EPO News: France moves a step closer to ratification of the London Agreement.
On 26 September 2007 France’s Assemblée Nationale voted to adopt the London Agreement. Ratification of the agreement must now be agreed by the Senate, who are scheduled to discuss the draft law on 9 October 2007. If the Senate approves the draft law then the London Agreement will enter into force, after the deposit of France’s instrument of ratification, possibly in early 2008.

The aim of the London Agreement is to reduce the cost of European patents by reducing the translation requirements. In brief, the agreement provides that patent proprietors would no longer have to file a translation of the specification for European patents granted for an EPC member state party to the agreement and which has one of the three EPO languages (English, French or German) as an official language. With respect to contracting states party to the agreement which do not have English, French or German as an official language, a translation of the patent specification into the national language of that state would only be required if the European patent is not available in the EPO language designated by the country concerned.

As of December 2006 eleven EPC contracting states had approved the London Agreement (Denmark*, Germany, Iceland, Latvia, Liechtenstein, Monaco, the Netherlands, Slovenia, Switzerland, Sweden* and the UK). After the ratification by Germany and the United Kingdom, ratification by France would cause the entry into force of the agreement.

*Agreement approved by Parliament, date of deposit of the instrument of ratification to be decided by Government.

 

DESIGNS: European Community design registration system to be linked with the WIPO international registration system.
On 24 September 2007 the EU submitted to WIPO its instrument of accession to the Geneva Act of the Hague Agreement on international design registrations.

Under the Geneva Act designers can obtain protection of their design in any of the contracting states through a single international design application filed at WIPO. An international registration has the same effects in each of the designated countries as if the design had been registered directly there by the national system, unless protection is refused for that country by the national Office. At present 23 countries are party to the Geneva Act of the Hague Agreement (including the non-European countries Albania, Armenia, Botswana, Croatia, Egypt, Georgia, Iceland, Kyrgyzstan, Moldova, Namibia, Singapore, Switzerland, Turkey and Ukraine).

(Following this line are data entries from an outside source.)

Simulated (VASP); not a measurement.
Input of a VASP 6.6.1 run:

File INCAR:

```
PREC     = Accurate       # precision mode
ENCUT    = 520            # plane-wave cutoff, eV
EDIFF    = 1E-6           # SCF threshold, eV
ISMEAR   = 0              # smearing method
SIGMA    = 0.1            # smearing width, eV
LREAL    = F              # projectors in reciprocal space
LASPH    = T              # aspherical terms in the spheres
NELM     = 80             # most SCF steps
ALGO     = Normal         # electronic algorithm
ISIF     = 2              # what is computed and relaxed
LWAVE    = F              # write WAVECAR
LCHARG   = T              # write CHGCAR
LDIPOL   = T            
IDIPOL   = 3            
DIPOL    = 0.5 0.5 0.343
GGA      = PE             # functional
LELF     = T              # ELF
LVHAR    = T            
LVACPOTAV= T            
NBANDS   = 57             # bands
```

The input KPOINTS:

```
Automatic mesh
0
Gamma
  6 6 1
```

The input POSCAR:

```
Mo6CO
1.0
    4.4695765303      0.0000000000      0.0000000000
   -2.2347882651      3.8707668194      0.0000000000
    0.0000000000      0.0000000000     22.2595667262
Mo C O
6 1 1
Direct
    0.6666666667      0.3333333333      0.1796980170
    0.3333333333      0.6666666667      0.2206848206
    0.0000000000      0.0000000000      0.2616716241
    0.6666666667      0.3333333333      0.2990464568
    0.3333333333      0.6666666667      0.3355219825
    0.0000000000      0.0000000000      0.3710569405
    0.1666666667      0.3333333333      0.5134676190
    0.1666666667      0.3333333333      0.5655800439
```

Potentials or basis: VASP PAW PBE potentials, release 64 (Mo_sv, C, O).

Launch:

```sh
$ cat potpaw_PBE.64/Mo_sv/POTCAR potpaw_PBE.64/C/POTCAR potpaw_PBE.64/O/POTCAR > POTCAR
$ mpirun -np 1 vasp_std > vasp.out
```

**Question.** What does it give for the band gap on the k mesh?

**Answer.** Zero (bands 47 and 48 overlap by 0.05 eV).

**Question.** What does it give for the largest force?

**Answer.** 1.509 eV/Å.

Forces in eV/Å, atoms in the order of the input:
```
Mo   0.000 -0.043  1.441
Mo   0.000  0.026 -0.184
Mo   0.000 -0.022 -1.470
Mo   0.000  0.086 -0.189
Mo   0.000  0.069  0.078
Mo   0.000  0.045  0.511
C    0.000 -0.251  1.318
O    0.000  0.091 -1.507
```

The registered Community Design system, administered by the Office for Harmonization in the Internal Market (OHIM), allows applicants to obtain a unitary design registration covering the whole of the EU territory.

As from 1 January 2008, when the accession of the EU to the WIPO international design registration system comes into force, designers established in a contracting state of the Geneva Act (e.g. Switzerland) will be able to use the international registration system also to obtain protection of their design in the EU territory under a Community Design registration.